Jaguar Land Rover Indian expansion

Sales for 2011 were up a staggering 164% on 2010. Even though this brings sales to a fairly small total of 1,800 vehicles for the year, Jaguar Land Rover India are still delighted with the increase.

It’s been achieved even though Jaguar Land Rover started with a very low base, and against much more established competition.

Plus neither brand have a car that is similar in size to the incredibly popular BMW 3 Series or Mercedes C Class, which together make up 40 to 50% of luxury sales in India.

So is a smaller Jaguar in the works?

This is the question many in the automotive trade are asking. With the premium segment predicted to grow worldwide by 43%, from 28 to 40 million and with the most growth in the sub £30,000 vehicles, it seems that Jaguar could be missing a vital trick, particularly in the emerging markets.

Jaguar are remaining tight-lipped about the possibility, conceding that the change to smaller cars, requiring higher volume of production and sales to compensate for lower costs would be a “huge investment” for the company.

But, really, is it an investment Jaguar can afford not to make?

Even they concede that it would be a “great idea to be in this market”. It might turn out to be a necessity if they want to compete with India’s top foreign manufacturers: BMW, Mercedes and Audi.

At the moment Jaguar Land Rover are relying on the high perceived status of their cars, believing that Indian customers purchase a Land Rover Discovery or Land Rover Freelander because of the luxury association with the vehicle rather than a desire for off-road capabilities.

The Indian launch of the Range Rover Evoque is further expected to boost the company’s fortunes in its parent company’s home turf.

International expansion could be good news for the UK

Jaguar Land Rover’s enigmatic response to developing a car capable of competing in the small luxury car segment is expansive compared to their ‘no comment’ on rumoured plans to expand their Merseyside plant.

There are whispers of growth that would create 1,500 new jobs at the factory, indicating how the growth of India’s middle class economy could benefit UK jobs.

Tata to launch Nano in the West

Meanwhile Tata is looking to expand its range of cars westwards, introducing the budget Tata Nano into Europe and the US.

However, there is a measure of cynicism from commentators as to whether this bargain Indian car will ever gain popularity in the west.

The production of the Tata Nano has been beset with numerous production problems and safety concerns, which although Tata says are being ironed out, may have terminally damaged the car’s reputation.

Not to mention the fact that the Nano has failed to live up to its pre-launch hype in India, getting a rather cool reception from buyers.

This might be due to India’s rapidly expanding middle-class leapfrogging directly into the booming luxury segment, perhaps making it even more imperative for Jaguar Land Rover to gain a strong toe-hold in the market.

Tata admits work needs to be done

Tata do admit that considerable work would need to be done before the Nano could be released in the west.

They particularly highlight the need to adapt the car to meet expectations of comfort and driveability, although given the shifting demographics of the Indian market, such improvements might go down well with its home audience too.
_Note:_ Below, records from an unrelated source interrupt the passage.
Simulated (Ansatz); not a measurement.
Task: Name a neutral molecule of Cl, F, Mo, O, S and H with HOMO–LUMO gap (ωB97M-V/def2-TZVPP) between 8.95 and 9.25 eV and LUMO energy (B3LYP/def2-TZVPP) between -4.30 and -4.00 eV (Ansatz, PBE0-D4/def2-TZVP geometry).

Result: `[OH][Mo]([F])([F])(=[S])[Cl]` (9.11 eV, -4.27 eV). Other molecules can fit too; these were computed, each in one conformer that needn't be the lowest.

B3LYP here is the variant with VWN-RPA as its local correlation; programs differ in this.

In addition, Tata would need to investigate and develop logistics in the west, as well as establishing dealerships.

Image a problem?

Tata believe that one of the main problems hampering the growth of the Nano is its image as a ‘poor man’s car’, devaluing it in the eyes of status conscious customers.

Certainly an image overhaul seems necessary before launching in Europe and the States, and to ensure increased market share in India.

Tata boss Ratan Tata was also keen to rectify a gaffe made last year, where his comments were seen to be critical of UK engineers and managers at Jaguar Land Rover.

Now he emphasizes that he was just discussing the very different corporate culture between the two countries, where having to respond to continual crisis mean that Indian executives need to work much longer hours.

This could be seen as a first step to making the British market more receptive to the Indian brand.

So where do Tata and Jaguar Land Rover go from here?

We’re going to be watching both companies carefully. Whether its new Jaguar’s being designed for the Indian market or the Tata Nano getting a facelift to compete in the UK, its seems likely that developments here could have real implications for British drivers and the automotive trade as a whole.

What about you? Do you think that it’s worth the risk for Jaguar to develop a smaller saloon?

And how do you rate the chances of the Tata Nano establishing itself in the UK?

Post your comments below.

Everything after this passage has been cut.